After Six-Week Deployment, Chaplains Leave a ‘Hopeful’ Ferguson Community

By Richard Greene   •   January 2, 2015

Chaplains talk and pray with members of the Ferguson, Missouri community outside the Rapid Response Team mobile command center, which provided a neutral setting for private meetings that brought together people considered to be on opposite sides of the tension.

As their ministry in and around Ferguson, Missouri, winds down this weekend, Billy Graham Rapid Response Team (RRT) chaplains praise God for all He has done since they were deployed shortly before Thanksgiving. And they join pastors and other Christian leaders in praying that God will bring lasting peace and reconciliation to this divided, yet hopeful community in 2015.
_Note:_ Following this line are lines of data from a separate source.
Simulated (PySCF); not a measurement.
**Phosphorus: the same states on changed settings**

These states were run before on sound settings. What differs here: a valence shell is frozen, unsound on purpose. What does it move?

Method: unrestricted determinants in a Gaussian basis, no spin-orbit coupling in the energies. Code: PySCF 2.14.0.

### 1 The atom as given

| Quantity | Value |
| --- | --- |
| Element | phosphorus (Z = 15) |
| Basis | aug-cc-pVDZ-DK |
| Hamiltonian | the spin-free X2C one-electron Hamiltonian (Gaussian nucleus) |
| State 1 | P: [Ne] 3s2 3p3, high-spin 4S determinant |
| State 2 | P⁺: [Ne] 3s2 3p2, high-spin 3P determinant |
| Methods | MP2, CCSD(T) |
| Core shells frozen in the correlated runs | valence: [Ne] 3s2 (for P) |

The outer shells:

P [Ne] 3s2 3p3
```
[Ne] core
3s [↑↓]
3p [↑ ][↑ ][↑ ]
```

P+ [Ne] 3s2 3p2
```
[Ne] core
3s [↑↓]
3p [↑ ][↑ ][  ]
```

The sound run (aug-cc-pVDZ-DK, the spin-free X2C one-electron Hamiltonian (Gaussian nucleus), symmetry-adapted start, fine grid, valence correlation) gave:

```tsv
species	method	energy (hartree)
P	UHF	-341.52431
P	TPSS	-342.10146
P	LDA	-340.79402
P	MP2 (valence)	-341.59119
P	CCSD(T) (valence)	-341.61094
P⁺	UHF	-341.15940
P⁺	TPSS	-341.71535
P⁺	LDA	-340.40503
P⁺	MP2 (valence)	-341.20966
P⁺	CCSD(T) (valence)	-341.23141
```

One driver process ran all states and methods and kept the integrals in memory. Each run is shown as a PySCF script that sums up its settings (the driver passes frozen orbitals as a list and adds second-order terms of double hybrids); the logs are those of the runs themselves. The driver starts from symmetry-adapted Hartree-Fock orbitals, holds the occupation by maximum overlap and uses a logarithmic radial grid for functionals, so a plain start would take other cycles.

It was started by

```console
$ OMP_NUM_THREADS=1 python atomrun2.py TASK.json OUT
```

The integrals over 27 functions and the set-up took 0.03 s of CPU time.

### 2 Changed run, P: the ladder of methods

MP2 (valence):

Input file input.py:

RRT chaplains began arriving in Ferguson on Nov. 26, two days after rioting and looting erupted when a grand jury decided not to indict a white police officer in the fatal Aug. 9 shooting of an unarmed black teenager. Chaplains immediately circulated among the local community, providing emotional and spiritual care—touching lives, from people on the streets to police officers, fire fighters, military personnel and government officials.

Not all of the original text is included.